# Synopsis

So far we have essentially only learned how to parse and enumerate the number of words in text (doesn't sound like much, huh? But that alone comprises a large amount of basic textual analysis). In this unit we will go a bit further and cover:

1. Preparing text for further analysis
2. Analyzing sentiment

We will also talk about how difficult advanced analysis of unstructured text is despite its appearance as an 'easy' task.

# Read libraries

In [None]:
%load_ext autoreload
%autoreload 2
%matplotlib inline

from colorama import Back, Fore, Style
from pathlib import Path
from sys import path

path.append('../My_libraries')
path

In [None]:
my_fontsize = 15

In [None]:
import re

import matplotlib.pyplot as plt
import matplotlib.cm as cm
import numpy as np
import pandas as pd

from collections import Counter
from random import random
from string import punctuation, whitespace

from My_libraries.my_stats import half_frame

# Text emotional valence

The notebook about the basics of text analysis illustrated some of the kinds of analyses that one can perform on text corpora.  The focus there was on simple calculations based on patterns of occurrence of work tokens.  Probably, not very satisfying for English or Psychology majors...

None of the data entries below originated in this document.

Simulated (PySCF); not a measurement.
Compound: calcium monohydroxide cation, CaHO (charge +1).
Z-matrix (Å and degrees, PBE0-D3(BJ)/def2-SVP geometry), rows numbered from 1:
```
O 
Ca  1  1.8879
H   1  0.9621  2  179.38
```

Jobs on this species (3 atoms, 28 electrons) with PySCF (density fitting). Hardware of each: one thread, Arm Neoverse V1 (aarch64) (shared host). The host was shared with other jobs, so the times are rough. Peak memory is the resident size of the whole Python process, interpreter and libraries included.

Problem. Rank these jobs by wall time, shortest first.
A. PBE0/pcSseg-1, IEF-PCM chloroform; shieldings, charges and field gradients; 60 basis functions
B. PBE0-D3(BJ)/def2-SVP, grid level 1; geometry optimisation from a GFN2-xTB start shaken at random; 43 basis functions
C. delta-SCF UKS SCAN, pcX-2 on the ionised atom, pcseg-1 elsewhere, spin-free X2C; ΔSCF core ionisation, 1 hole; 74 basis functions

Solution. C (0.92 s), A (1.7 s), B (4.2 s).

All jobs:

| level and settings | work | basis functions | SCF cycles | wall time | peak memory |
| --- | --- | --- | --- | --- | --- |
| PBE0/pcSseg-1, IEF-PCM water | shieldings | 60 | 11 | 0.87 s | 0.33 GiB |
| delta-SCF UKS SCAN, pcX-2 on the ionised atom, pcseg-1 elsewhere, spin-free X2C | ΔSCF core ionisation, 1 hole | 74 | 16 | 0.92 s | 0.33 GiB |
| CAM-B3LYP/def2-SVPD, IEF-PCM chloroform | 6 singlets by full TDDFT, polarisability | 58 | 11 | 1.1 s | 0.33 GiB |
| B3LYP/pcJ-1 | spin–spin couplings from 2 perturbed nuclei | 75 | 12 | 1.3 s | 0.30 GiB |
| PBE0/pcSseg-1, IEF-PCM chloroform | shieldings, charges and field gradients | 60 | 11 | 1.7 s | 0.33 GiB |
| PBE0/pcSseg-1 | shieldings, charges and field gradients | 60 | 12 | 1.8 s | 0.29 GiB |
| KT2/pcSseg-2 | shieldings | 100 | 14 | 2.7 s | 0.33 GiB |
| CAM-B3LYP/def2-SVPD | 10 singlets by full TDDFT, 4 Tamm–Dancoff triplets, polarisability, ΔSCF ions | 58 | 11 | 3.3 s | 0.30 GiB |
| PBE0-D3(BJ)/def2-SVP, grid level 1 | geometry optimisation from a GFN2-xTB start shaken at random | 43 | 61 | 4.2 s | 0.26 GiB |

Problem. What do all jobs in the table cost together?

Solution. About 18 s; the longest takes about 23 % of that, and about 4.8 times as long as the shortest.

In this notebook, we are going to skim the surface of a different type of analysis.  Whether the text has positive, neutral, or negative **valence**.  This is typically referred to as **sentiment analysis**. The idea is that while most words are neutral some words convey valence in a polarized manner.  

*Sadness*, *anger*, *despair* convey a very different emotion from *happiness*, *laughter*, or *brightness*.

This realization has been formalized by asking many subjects to rate the valence of different words.  The aggregated ratings were then structured into lists where words are given a valence score.

Fortunately for us, such work is summarized in data files we can easily access.

In [None]:
afinn_folder = Path.cwd() / 'Data' / 'AFINN'

print( list( afinn_folder.glob('*') ) )
print()

valences_file_path = afinn_folder / 'AFINN-111.txt'
with open(valences_file_path, 'r', encoding = 'utf-8') as file_in:
    valence_data = file_in.readlines() 

print(len(valence_data))
print()

print(valence_data[:10])

That needs a little processing, right?

In [None]:
valence_dict  = {}
for line in valence_data:
    token, valence = line.split()
    print(token, valence)
    valence_dict[token.strip()] = float(valence.strip())
    print(valence_dict)
    
    break

Looking good.

Let's remove the `print` and `break` statements 

In [None]:
valence_dict  = {}
for line in valence_data:
    token, valence = line.split()
    valence_dict[token.strip()] = float(valence.strip())
    
print(len(valence_dict))    

Damn! Some lines do not have just two parts!

In [None]:
valence_dict  = {}
for line in valence_data:
    if len(line.split()) == 2:
        token, valence = line.split()
    else:
        print(line.split())
    valence_dict[token.strip()] = float(valence.strip())
    
print(len(valence_dict))    

**Damn!!! Damn!!!**

Some of the tokens are not single words.

What do you say if we ignore them for now?  We can still read them by noting that a `\t` character separates the token from the valence, but we will pretend they are not there for the rest of the work. 

In [None]:
valence_dict  = {}
for line in valence_data:
    token, valence = line.strip().split('\t')
    valence_dict[token.strip()] = float(valence.strip())
    
print(len(valence_dict)) 
print()


Some words for sure are in this `dictionary`, right?

In [None]:
valence_dict['hate']

In [None]:
valence_dict['happy']

In [None]:
valence_dict['screwed up']

# A detour for creating our own_library

I would like us to work with the play **Othello, the moor of Venice**. We could go back to the *basics* notebook but that is silly. Why would we want to keep a large number of versions of the same code across many notebooks?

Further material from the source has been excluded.